Zatorski + Zatorski trained at Scottish art schools and are collaborative artists and life partners working in lens-based media, installation, found object sculpture and performance. They have exhibited widely, abroad and in the UK, including Tate Britain, Royal Academy, Whitechapel Gallery and the National Gallery of Scotland.

Drawing from the surrealist fascination with dreams and the unconscious mind, the artists often create carefully staged settings into which they juxtapose potent archetypal symbols or motifs and then observe as actions and ideas are left free to present themselves: the stories unscripted and narratives self–generating*.

Z+Z are preoccupied with notions of mortality, belief and the soul. A fascination with transience and collective belief systems led to residencies in sacred spaces, including Durham Cathedral. Following this they restored a 19th century historic 100ft Dutch sailing ship De Walvisch (The whale) in which they live and work. Z+Z’s over two decades of collaborative practice can be fairly neatly spliced into a pre and post De Walvisch.

Arguably the first church was the Arc and indeed the word nave in the church is derived from the latin navis (ship). The parallels between church and ship are abundant; one the saviour of souls, the other the saviour of the corporeal and so the transition from churches to ships was a natural one for Z+Z. Foucault coined ships, in an article “of other spaces” as hetrotopias : spaces which are transforming, intense, disturbing even. He considered the ship the utmost of these hetrotopia as it stands not only for the affirmation of difference but as a means to escape from authoritarianism and repression. A potent symbol to work within therefore, especially today.

Z+Z consider De Walvisch a constantly evolving art installation that they inhabit and into which they construct real and imagined situations and settings from which they make art, amongst which they hold their Salons*. Objects from their collections aboard become props or players in their work and are then absorbed back into the fabric of the ship*, adding to the radiation of ideas.

“A sailing ship is the embodiment of our fantasies and fragility, a time machine to convene with the antediluvian human desire to go between worlds, to be free. It has a transformative effect on people, even moored she is in constant flux with the tide, wind, sunlight and even the mass of ourselves and what we bring to her. This flux and chaos allows chance to communicate, creating a door for the unconscious and the environment to enter our work. She is a continual reminder of the thin layer between us and oblivion. A massive memento mori”
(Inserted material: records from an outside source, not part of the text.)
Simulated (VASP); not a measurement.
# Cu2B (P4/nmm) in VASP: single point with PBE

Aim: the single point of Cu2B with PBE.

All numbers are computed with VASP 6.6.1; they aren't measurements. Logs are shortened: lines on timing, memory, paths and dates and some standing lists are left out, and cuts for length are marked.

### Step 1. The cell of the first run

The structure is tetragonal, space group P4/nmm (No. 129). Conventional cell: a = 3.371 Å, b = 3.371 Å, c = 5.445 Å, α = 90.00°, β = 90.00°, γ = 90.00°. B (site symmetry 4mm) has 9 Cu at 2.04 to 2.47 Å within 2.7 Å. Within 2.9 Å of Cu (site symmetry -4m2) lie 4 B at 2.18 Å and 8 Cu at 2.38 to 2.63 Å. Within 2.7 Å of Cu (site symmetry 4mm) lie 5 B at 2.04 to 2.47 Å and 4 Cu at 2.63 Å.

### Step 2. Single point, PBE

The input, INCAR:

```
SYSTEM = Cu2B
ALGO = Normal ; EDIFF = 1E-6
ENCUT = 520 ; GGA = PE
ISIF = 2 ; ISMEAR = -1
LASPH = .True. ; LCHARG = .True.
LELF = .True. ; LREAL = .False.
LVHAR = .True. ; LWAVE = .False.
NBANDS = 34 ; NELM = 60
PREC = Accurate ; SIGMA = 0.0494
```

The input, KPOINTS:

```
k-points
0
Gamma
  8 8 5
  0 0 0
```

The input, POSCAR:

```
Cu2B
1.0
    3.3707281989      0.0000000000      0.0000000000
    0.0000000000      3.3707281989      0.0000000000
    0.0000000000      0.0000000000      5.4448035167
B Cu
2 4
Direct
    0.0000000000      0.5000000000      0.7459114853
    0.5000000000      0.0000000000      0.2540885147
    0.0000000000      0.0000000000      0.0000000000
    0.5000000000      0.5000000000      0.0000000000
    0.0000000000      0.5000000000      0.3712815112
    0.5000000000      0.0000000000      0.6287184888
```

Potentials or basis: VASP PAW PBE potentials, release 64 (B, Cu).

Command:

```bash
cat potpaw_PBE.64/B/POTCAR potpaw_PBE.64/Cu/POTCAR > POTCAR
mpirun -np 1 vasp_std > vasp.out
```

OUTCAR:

Z+Z embrace the possibilities presented by the digital world with their lens based works, but they believe we become disconnected from the material world at our peril. They coined the term Radical physicalism in 2020 during lockdown, to describe the growth swell they observed of diverse independent movements amongst artists to re-balance worlds and reclaim the material physical reality in art production and appreciation. They held a Salon of Radical Physicalism aboard their ship in June 2022, and invited artists to react to the theme.


* Perhaps unsurprisingly, given their Scottish Art school degrees are in Drawing and Painting, Z+Z’s lens-based works have more to do with the language of painting than of photography. Often they print photographic works on heavy rag paper with a giclee process to move the artwork further towards painting, in part to balance the repulsion or attraction of flesh/ sinew. Other times it’s that the aesthetic or the pursuance of the sublime simply demands it. Sometimes a situation or subject they have constructed with the ship needs to be presented with photographic realism (e.g C-type prints), as although its feet are firmly in the unconscious mind,  the viewer is then reminded that it existed in the real world, within the ship.

The Salons are curated dinners of up to fifty with performances and art installed in and around the ship, to which Z+Z invite diverse protagonists from the worlds of art, music, science, literature, media, engineering and academia. Z+Z introduce everyone to everyone individually at the table and they consider it a Relational Aesthetics experiment; guests become Salon members and in turn nominate future participants. Z+Z first started the Salon at their Hoxton square studio in 2007.

*Born of the collaborative nature of sailing a ship, in 2013 Zatorski + Zatorski founded the not-for-profit production company The Cultureship to produce, commission and curate high-impact artworks with a maritime context. This lead to Z+Z curating the Thames Festival, performing as part the Diamond Jubilee celebrations and producing a major artwork for the Whitstable Biennale.